Godzilla: King of the Monsters


I have been a Godzilla fan since I was but a wee-little geek watching the rubber suited Godzilla in films such as Godzilla vs. Mechagodzilla, or Godzilla vs. Mothra or Godzilla vs. Megalon at the movie theater matinees on Sunday afternoons in the summer.  Ah, the good old days.

of course, none of those movies are any good by today’s standards, but Godzilla has survived and has returned to the forefront of the new movie series from Warner Brothers, a direct sequel to 2014’s divisive Godzilla reboot.

When I first saw the 2014 movie, I loved it.  I think I even gave it a five star review.  Interestingly enough, the second time I saw it, I found it a little dull.  I still enjoyed it, but it felt as if my initial enthusiasm may have led me to over rate the film.

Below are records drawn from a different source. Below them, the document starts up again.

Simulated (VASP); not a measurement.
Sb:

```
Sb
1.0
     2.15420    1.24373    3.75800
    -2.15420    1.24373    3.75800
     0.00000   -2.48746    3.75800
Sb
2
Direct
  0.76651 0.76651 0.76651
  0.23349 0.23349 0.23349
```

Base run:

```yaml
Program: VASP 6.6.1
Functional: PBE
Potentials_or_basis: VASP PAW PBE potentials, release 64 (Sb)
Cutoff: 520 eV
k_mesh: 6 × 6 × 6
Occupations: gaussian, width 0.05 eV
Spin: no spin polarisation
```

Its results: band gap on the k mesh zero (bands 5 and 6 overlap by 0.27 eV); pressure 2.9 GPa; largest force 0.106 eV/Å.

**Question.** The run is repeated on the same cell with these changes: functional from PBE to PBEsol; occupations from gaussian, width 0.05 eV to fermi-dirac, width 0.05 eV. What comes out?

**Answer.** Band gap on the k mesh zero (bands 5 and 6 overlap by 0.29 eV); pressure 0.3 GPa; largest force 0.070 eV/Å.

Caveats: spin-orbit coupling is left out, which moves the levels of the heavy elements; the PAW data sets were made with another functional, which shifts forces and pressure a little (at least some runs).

Despite this, I was looking forward to Godzilla: King of the Monsters just because of how much I love Godzilla.  I understood most of the criticisms from the last film, especially about how there was not enough Godzilla action ( which did not bother me much) and that the human characters were not engaging enough (agreed).

Godzilla: King of the Monsters certainly had more monster action (although Godzilla still is not used as much as many would like) and, unfortunately, many of the human characters are still fairly dull.

That is a shame because the cast is top notch.  Vera Farmiga is never bad, and she has a decent character arc and I always enjoy Millie Bobby Brown, who plays Farmiga’s daughter.  Kyle Chandler plays Brown’s father and Farmiga’s ex-husband.  They are fine but the story and dialogue they are handed is underwhelming.  They deserve more and they should be commended for reaching for the next level.

Early in the film, there is a storyline that is surprising and I did like that, but it really does not go anywhere.  The human are once again the weakest part of the movie, but to be fair, the human characters and story are miles ahead of the previous movie.

We get cool redesigns of all of the great Titans from the Godzilla mythos, as we continue to build toward something big.  The hints dropped about Skull Island and Kong are clearly leading us toward the upcoming Godzilla vs. King Kong film.  That should be epic, but, for now, we are filling up the rogues gallery with King Ghidorah, Rodan, Mothra, and several other CGI creatures.

This movie really hits its stride when we get the giant monsters fighting scenes, even though a few times they are a little darker than I would have liked.  Godzilla facing off with these creatures, mainly King Ghidorah, makes for a rousing good time at the theater.  It feels as if the producers do not trust that a film with a lot of monster fights is strong enough to carry the story on its own.  So they throw talented actors to fill time between the tussles.

Or maybe they just have not yet taken the time to develop the human characters to the level that we care about them as much as we do the monsters.  I thought the Vera Farmiga character started off well, but it slipped back into the same basic thing we have seen before.

Some people claim that you should not expect great characters in a monster movie but I disagree with that.  If you tighten up the writing, it helps out everything about the movie.

I did like this movie, even though I can see its flaws.  I am not giving this a five star review as I did last time because my head is not in the sand as it was before.  Godzilla:King of the Monsters is a good time that could have been a great time and hopefully, when Godzilla goes one-on-one with the great ape, that greatest will get a chance to shine through.